Voice & Conversational Configuration

Tailor your AI agent’s auditory persona and interaction logic to deliver a seamless, professional user experience. You have full control over the agent's identity by selecting specific voice profiles, stack models and calibrating speaking speed. Beyond vocal quality, you can control dialogue dynamics pacing and interruption handling to ensure natural conversation flow. For global applications, implement language-specific settings to maintain regional accuracy and authenticity.

Voice & language

Begin the configuration process by defining the core language and persona for your agent.

Voice

Access the Voice menu to browse the integrated library and select a profile that best aligns with your company’s brand identity and specific application requirements.

Language

To provide a seamless global experience, our platform allows you to customize exactly how your AI agent interacts with callers. You can define which languages the agent supports and, more importantly, how the agent determines which language to use at the start of a call.

Selecting Your Language Mode

Depending on your target audience and the complexity of your workflow, you can choose from three distinct language detection modes:

Single Language: The agent is hard-coded to one specific language. This is the fastest option for localized services where the language is guaranteed.
Auto-Detect: The agent "listens" to the caller’s opening phrase and automatically switches its voice and processing to match the detected language.
DTMF (Dual-Tone Multi-Frequency): This mode uses a traditional keypad menu (e.g., "Press 1 for English"). By requiring a manual button press, DTMF provides 100% accuracy and is the most reliable method for routing callers in noisy environments or multi-lingual regions.

Conversational configuration

Refine your agent’s interaction logic by selecting the appropriate stack and configuring speech dynamics, interruption handling, and conversation initiation.

Stack Configuration

Select your Stack model from the drop-down menu to align with your specific use case. The optimal selection depends on your requirements for response speed, output accuracy, and the agent's primary operating language.

Speech Speed

Adjust the agent’s vocal cadence using the range slider, which supports speeds from 0.7x to 1.3x.

Recommendation

For the most natural user experience, maintaining the default 1.0x speed is recommended.

Conversation initiation & Interruptions

Customize how your agent manages the flow of a conversation and determine who takes the lead during the initial connection.

Handling Interruptions

Allow Interruptions (Enabled)

The agent will stop speaking immediately upon detecting the caller's voice. This creates a natural, fluid "back-and-forth" dialogue.

Allow Interruptions (Disabled)

The agent will complete its current thought regardless of the caller’s input. This is best for delivering critical disclosures or instructions where the full message must be heard.

Conversation Initiation

You can control which party begins the interaction once the call is successfully connected.

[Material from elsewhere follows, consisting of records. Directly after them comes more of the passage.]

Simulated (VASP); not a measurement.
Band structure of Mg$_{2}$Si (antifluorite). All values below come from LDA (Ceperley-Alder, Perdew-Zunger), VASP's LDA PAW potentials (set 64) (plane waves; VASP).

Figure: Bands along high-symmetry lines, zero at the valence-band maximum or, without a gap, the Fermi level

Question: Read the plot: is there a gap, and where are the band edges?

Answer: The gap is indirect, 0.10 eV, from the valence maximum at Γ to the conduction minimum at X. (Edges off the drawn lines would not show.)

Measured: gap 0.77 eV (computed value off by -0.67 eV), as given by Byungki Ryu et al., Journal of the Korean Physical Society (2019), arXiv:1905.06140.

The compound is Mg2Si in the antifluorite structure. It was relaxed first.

Start First (Enabled): The agent takes the lead by delivering an opening greeting immediately (e.g., "Hello, thank you for calling. How can I help you?").

Start First (Disabled): The agent remains silent upon connection and waits for the caller to speak first.

Important Note

If Start First is disabled, the agent will not respond until it detects audio from the caller. This is commonly used for "Warm Transfer" scenarios where a human agent introduces the AI.

Audio Realism

To create a more immersive and human-like experience, you can customize the auditory environment of your agent. These settings help mask processing time and make the AI feel like a natural part of a live setting.

Background Ambient Noise

You can enhance the agent’s realism by enabling a subtle background soundscape (e.g., the low hum of a busy office or distant chatter). This helps the agent blend into a professional environment rather than sounding like it is speaking from a void.

Configure

Use the Background Ambient toggle to enable or disable this feature.

Volume Control

A dedicated slider allows you to mix the ambient noise level, so it supports rather than overpowers the agent’s voice.

Thinking Sounds

To maintain a natural conversational flow and eliminate "dead air" while the agent performs tasks (e.g., booking an appointment or querying a database), you can enable Thinking Sounds.

Effect

The agent will produce subtle auditory cues, such as the sound of keyboard typing, during pauses in the conversation.

The Benefit

This provides the caller with immediate feedback that the agent is still active and working on their request, reducing the likelihood of the caller hanging up during brief processing moments.

Configure

Use the Thinking Sounds toggle to enable or disable this feature.

Volume Control

A dedicated slider allows you to mix the thinking sound, so it supports rather than overpowers the agent’s voice.

Tip

Balancing Audio Levels

We recommend keeping Thinking Sounds slightly louder than Background Ambient noise. This ensures the user clearly perceives the agent's "activity" without the background noise becoming a distraction.

Voice & language

Begin the configuration process by defining the core language and persona for your agent.

Voice

Access the Voice menu to browse the integrated library and select a profile that best aligns with your company’s brand identity and specific application requirements.

Language

Selecting Your Language Mode

Depending on your target audience and the complexity of your workflow, you can choose from three distinct language detection modes:

Single Language: The agent is hard-coded to one specific language. This is the fastest option for localized services where the language is guaranteed.
Auto-Detect: The agent "listens" to the caller’s opening phrase and automatically switches its voice and processing to match the detected language.
DTMF (Dual-Tone Multi-Frequency): This mode uses a traditional keypad menu (e.g., "Press 1 for English"). By requiring a manual button press, DTMF provides 100% accuracy and is the most reliable method for routing callers in noisy environments or multi-lingual regions.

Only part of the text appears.